Japan sends missile units to southwestern island to face China threat

Tokyo, 17 March, /AJMEDIA/

NAHA – Japan on Thursday deployed Ground Self-Defense Force units including missile squads to a remote southern island near the disputed Senkaku islands and Taiwan, apparently in response to China’s intensifying military activities in nearby waters.

Some 570 or fewer GSDF members will be stationed at a newly established garrison on Ishigaki island in Okinawa Prefecture, with some assigned to land-to-ship and land-to-air missile units, according to the Defense Ministry.

The island is located less than 200 kilometers south of the Senkaku island group in the East China Sea, controlled by Tokyo but claimed by Beijing. Chinese coast guard vessels have repeatedly entered Japanese waters around the uninhabited islets.

It is also situated some 300 km east of Taiwan, a self-ruled democratic island seen by the Chinese government as a breakaway province to be reunified with the mainland, by force if necessary.

Japan has been enhancing deterrence and response capabilities against China by building defense footholds on the Nanseis Islands, a chain that stretches southwest from Kyushu toward Taiwan.
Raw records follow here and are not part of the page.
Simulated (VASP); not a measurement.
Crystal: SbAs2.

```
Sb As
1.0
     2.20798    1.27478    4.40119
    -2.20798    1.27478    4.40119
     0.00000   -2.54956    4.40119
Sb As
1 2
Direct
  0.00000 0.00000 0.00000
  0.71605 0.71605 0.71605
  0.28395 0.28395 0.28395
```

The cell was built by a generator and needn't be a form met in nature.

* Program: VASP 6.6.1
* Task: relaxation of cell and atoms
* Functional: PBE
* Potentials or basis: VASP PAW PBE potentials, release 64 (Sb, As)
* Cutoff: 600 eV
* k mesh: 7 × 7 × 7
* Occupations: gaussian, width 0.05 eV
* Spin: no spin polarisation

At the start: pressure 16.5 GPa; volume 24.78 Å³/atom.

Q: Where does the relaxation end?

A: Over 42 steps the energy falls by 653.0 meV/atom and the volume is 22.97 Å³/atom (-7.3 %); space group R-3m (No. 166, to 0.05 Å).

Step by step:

The GSDF set up garrisons on Yonaguni Island in Okinawa in 2016, and on the prefecture’s Miyako Island and Amami Island in Kagoshima prefecture in 2019 with missile units.

Japan pledged to strengthen its defense capabilities and improve infrastructure in the southwestern region when the government updated its defense policies, including long-term guidelines of the National Security Strategy, in December last year.

The GSDF deployment plan on Ishigaki Island has faced opposition from some local residents since it emerged around 2014, but the mayor said in 2016 that the city of Ishigaki would accept it.

A rally was held near the front gate of the garrison on Thursday, with around 30 people including local residents calling for the removal of “the missile base” from Ishigaki Island.

“Here in Ishigaki, we had never seen an SDF member in a camouflage uniform,” said Sachiko Fujii, 75, a local civic group member who joined the protest. “We will never give up until the base is removed.”

In the final phase of World War II in 1945, Okinawa became the site of the conflict’s bloodiest ground battle on Japanese soil with more than 200,000 civilians and soldiers from the Japanese and American militaries killed.